18/10/2021

Letter to The Hindu

-C.S.Bharathi


(மகாகவி பாரதி நினைவு நூற்றாண்டு சிறப்புப் பதிவு-28)

There is hope for Madras for she has still some verteran leaders of the caliber of Mr. Subramania Aiyer. Mr. Aiyer is a patriot of the othodox type, midway between the fanatic and the funk. For the last three decades and more this man has been unceasingly thinking and writing about his country, her wrongs and her hopes. The dazzling brilliance of genius Mr. Aiyer certainly has not. The gods have not bestowed on him any of those shining, semi-divine mental gifts. But they have mercifully withheld from his composition the cheap and deceitful flashes so painfully common among us in these latter days – the spurious, multicolored and short-lived flames of the political dilettante and charalatan. He is not a star, nor a meteor, nor ignis fatu us. He is the unfailing sacrificial fire; a modest beacon light over the troubled waters of Indian politics.

The gods have given him plenty of suffering as they give to every mortal on earth. Perhaps the gods decree more suffering to men who wish to help human evolution than to others. But to Mrs. Subramaniya Aiyer they have granted the strength to bear all the burden and heat of the day, never complaining, never despairing. This man can endure, he can therefore build. He can suffer, he can therefore elevate. Unaided he has made Tamil journalism a fact of the world in spite of his very imperfect early training in Tamil literature. Learn, says the Tamil aphorist, while you are yet young.

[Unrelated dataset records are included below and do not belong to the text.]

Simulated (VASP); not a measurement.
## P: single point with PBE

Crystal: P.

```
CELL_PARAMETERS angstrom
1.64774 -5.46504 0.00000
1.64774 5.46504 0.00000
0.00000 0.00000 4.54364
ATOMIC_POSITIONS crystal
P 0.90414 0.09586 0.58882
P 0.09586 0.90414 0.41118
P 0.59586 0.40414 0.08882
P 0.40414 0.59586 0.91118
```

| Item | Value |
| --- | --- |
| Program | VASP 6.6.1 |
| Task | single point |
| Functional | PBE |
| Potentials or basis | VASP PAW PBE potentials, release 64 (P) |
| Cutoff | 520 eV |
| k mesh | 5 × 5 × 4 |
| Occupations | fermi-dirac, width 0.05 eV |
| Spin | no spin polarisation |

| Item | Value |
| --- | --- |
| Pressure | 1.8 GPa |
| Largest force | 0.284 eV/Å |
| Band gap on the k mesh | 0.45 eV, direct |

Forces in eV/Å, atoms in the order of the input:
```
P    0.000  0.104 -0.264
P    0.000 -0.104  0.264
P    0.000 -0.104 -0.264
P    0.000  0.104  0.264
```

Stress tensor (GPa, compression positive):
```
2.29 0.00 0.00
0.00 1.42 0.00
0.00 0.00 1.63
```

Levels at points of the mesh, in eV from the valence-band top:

In Mr. Subramaniya Aiyer’s youth he had wholly neglected his mother tongue like most people in this country who claim to have been “educated” in English schools. But his mature patriotism had to realize later on that for the elevation of the Tamil race the Tamil language would be not only the most rational but the indispensable medium. They win who dare; Mr. Aiyer dared and he has succeeded in establishing a Tamil daily journal which with all its faults is the most useful newspaper in the Tamil country. His whole political gospel can be summed up in these words: “ Praceful but tireless and unceasing effort’. Let us sweat ourselves into Swaraj, he would seem to say.”